Veteran activist ordered to leave Jeju after arrest

Posted on : 2012-03-22 14:53 KST Modified on : 2012-03-22 14:53 KST
Angie Zelter vows to continue fight against Gangjeong bval base back in Britain

By Huh Ho-joon, Jeju correspondent

“Gangjeong Village is a beautiful place,” she said. “Its residents seem to be very friendly and affectionate. I felt I had no choice but to come here and join the villagers and activists in opposing the naval base construction.”

These were the words, delivered on Monday, of British peace and environmental activist Angie Zelter, 61, who has been staying at Gangjeong Village in Jeju Island and taking part in the movement to oppose the construction of a naval base there. On the afternoon of March 12, Zelter was arrested by police after penetrating the barbed wire fence that surrounds Gureombi Rocks. After being imprisoned for two days, Zelter was released with an order to leave the country. She went home on March 21.  

Zelter came to Jeju as a keynote speaker at an international peace conference on February 24. After the conference, she had been staying at Gangjeong Village and opposing the base construction, and was planning to remain for a month.

She became famous for boarding the nuclear submarine “Trident” at a naval base in Scotland and throwing the submarine‘s equipment and data into the water. The previous year she had established the anti-nuclear group Trident Ploughshares, which calls for weapons to be turned into ploughshares.

Zelter said it was a pity that the people of Jeju-do, particularly those of Gangjeong Village, would have to keep on opposing the naval base construction for a long time to come.

Local residents and activists were already so tired after fighting for a long time, she said. But she had been deeply impressed by their brilliant use of nonviolent means to oppose the base, she added.

Zelter also said that the treatment of Gangjeong residents and local communities by the Korean government was outrageous. She criticized the government for ignoring local residents them around in a manner similar to the April 3 struggle.

The April 3 uprising took place when Jeju police fired on residents holding a demonstration marking the end of Japanese rule in Korea. The national army was eventually sent in to suppress the uprising. Between 14,000 and 60,000 people were killed.

The navy and the police had stopped local residents from accessing the coastline at Gureombi, even blocking farm roads, depriving residents of basic rights like freedom of movement.

Zelter, who travels around the world engaging in peace and environmental activism through nonviolent means, has so far been arrested more than 100 times and imprisoned 16 times. In 1996, a court found her innocent after she was prosecuted for damaging fighter jet equipment due to be exported from England to Indonesia.

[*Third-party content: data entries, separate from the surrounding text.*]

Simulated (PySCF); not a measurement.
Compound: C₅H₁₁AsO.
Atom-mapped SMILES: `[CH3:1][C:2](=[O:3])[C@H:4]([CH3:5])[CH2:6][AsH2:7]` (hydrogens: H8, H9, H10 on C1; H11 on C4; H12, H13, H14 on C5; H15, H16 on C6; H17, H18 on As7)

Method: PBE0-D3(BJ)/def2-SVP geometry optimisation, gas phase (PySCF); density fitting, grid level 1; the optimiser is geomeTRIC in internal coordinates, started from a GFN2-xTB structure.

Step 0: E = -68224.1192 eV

Zelter said, “If Korean prosecutors had indicted me I could have pointed out who was right and who was wrong in court, and that it was a pity that it didn’t turn out that way. Even when I go back to English, I will continue protests opposing the Jeju naval base in front of the Korean embassy.”

Irish Nobel Peace Prize laureate Mairead Corrigan Maguire has nominated Zelter as a candidate for the same award this year. She has previously won a “Right Livelihood Award,” known as an alternative Nobel Peace Prize and was nominated as a “Hero for a Better World.”